CAPS All-Star tenmiles decided to give Hardinge (HDNG) the thumbs-up just last week, citing a "Market sell-off in Hardinge [that] creates attractive long term value proposition for this maker of computer controlled machines. I own their competitor HURC in the real world which offers a stronger balance sheet, but this one works for CAPS at 10% below book value."
What caused the sell-off? Fellow-All Star M2R2H informs us that the stock was "punished by Wall Street for not meeting expectations even though they had a 35% increase in [sequential] profit."
But perhaps the most informative comment comes from a neighbor. All-Star CAPS player amckane confides: "This company is headquartered near my home village in upstate NY. It is moving much of its business overseas where desperately poor people will work for a fraction of what the locals will work for here. This is also where the business is, as manufacturing facilities are increasingly located in places like China, and, well, China ... did I mention China?"
Yes, you did, amckane -- and thanks very much. So basically, what we have here is a U.S.-owned and operated manufacturer that's not only taking full advantage of the global trend toward outsourcing, but also putting itself "in the face" of potential buyers of its products. Sounds like smart business to me.
And the fact that Hardinge operates in the same sphere of business that's been so kind to Hurco (HURC) -- a Motley Fool Hidden Gems "watch list" stock that's gained more than 50% in the last 12 months -- sounds pretty good, too. Tie all this up with the bow of a single-digit P/E, plus 30% projected annual profits growth, and Hardinge looks too good to be true.

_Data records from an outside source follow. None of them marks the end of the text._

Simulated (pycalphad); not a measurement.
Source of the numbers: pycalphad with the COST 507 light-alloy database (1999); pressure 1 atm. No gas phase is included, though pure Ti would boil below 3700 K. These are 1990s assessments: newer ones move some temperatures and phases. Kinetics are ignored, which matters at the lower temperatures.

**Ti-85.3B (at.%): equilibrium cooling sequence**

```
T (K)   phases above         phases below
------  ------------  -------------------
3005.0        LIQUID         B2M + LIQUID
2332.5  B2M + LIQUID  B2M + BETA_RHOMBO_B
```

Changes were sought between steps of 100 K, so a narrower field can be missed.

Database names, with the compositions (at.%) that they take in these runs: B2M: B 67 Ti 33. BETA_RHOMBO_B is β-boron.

So what's the catch? You know, they say that every investment has at least one thing wrong with it -- and that's true of Hardinge. In this case, the catch is that despite "earning" more than $21 million over the last 12 months, as earnings are calculated under GAAP, the firm generated no free cash flow whatsoever. In fact, it incurred a cash loss of about $0.1 million.
Meaning that while the bull case for Hardinge is pretty obvious, the picture is actually a little fuzzy.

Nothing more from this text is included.